Teams like saving money and extending their control over top young players. Why wouldn't they? Having impact players on affordable contracts simplifies a GM's job. As a result, teams call top young players up strategically every season to control their service time and, in doing so, delay their free agency and/or limit their earnings.
Though service time is a consideration all season long, it's most evident at two times: in April and again midseason, around early June. If teams wait until a few weeks after the season has begun to call a prospect up for his MLB debut, the player doesn't collect a full year of service time, which delays his free agency by a year.
The precise date until which teams must wait before calling prospects up varies each year and according to whether players are on the 40-man roster. Now that we're nearly three weeks into the season, even prospects on the 40-man roster can be called up, since they have spent the requisite 20-day period in the minor leagues.
None of the following prospects have big league service time, which means that their teams can call them up at any point and keep them through the 2017 season, if not longer: Dustin Ackley, Lonnie Chisenhall, Brett Lawrie, Mike Moustakas, Jesus Montero, Eric Hosmer, Julio Teheran, Manny Banuelos, Kyle Gibson and Jordan Lyles.

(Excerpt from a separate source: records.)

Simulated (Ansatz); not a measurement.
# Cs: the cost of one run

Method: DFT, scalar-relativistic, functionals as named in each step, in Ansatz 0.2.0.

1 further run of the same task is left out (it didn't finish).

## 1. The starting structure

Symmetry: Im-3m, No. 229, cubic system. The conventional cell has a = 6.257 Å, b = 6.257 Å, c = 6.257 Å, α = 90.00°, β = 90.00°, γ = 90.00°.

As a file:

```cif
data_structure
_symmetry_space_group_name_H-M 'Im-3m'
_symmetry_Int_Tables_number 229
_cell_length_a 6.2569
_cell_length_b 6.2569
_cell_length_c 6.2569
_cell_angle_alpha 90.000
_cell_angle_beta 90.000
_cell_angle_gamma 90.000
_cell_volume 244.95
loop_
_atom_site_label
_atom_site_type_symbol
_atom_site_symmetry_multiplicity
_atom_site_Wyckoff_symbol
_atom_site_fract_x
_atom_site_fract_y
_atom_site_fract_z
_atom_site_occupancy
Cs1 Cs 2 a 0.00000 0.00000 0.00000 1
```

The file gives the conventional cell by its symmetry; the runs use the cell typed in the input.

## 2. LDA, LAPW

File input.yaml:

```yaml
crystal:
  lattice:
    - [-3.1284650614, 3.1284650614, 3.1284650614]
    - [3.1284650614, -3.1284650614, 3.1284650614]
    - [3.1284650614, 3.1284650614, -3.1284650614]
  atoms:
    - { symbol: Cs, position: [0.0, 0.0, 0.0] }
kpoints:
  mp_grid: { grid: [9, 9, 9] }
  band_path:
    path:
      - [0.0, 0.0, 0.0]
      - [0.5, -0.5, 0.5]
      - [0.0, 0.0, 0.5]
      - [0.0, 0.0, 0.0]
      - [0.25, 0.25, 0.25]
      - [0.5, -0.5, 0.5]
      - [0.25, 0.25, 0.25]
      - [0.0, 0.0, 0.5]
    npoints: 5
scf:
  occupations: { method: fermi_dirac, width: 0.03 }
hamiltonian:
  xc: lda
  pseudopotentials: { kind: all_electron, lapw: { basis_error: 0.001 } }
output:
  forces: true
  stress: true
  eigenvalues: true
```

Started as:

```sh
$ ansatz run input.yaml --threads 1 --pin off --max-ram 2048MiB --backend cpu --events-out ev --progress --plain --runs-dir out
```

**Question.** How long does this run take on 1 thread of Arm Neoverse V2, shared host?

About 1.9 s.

On the other hand, Michael Pineda, Zach Britton and Brandon Belt are now in the majors, picking up service time. Because those players are now on MLB rosters, they're currently on track to hit free agency after the 2016 season. However, if their respective teams option them to the minors for 20 days or more, their path to free agency could be slowed as well (that's an immediate possibility for Belt and a long-term one for the pair of impressive rookie hurlers).
That may sounds complicated, but it's the easy part. Later this spring, in late May and early June, the guessing game begins. Teams do not (and can not) know exactly when future cutoffs for super two status will be, so if they want to play it safe and ensure that prospects like Montero and Ackley only go to arbitration three times, they'll want to wait until at least the middle of June before calling them up.
Why does this process have to be so complicated? Can’t the powers that be at MLB figure out a way to allow these kids to get to the big leagues sooner and help their respective teams?
It really is complex. The thing is, coming up with a better system is not easy. So much at stake and I haven’t heard a convincingly better way of doing things. If you’ve got one I would absolutely love to hear it though… you have to think there’s a way!
So if the Dodgers had waited 1 more day to call up Sands they could’ve kept him for another year?
Nope, in Sands’ case, he wasn’t on the 40-man roster before getting the call. That means his stint in the minors wasn’t considered an optional assignment and didn’t have to last 20 days. Dodgers control his rights through ’17.
I think teams that try to control the clock on starting pitchers are playing with fire. If a pitcher is ready, you promote him. The major league innings he provides gives you value right now. Attrition is so high with pitchers, you might only get one, two, three good years.
Very fair point. Sometimes there are only so many bullets in their arms.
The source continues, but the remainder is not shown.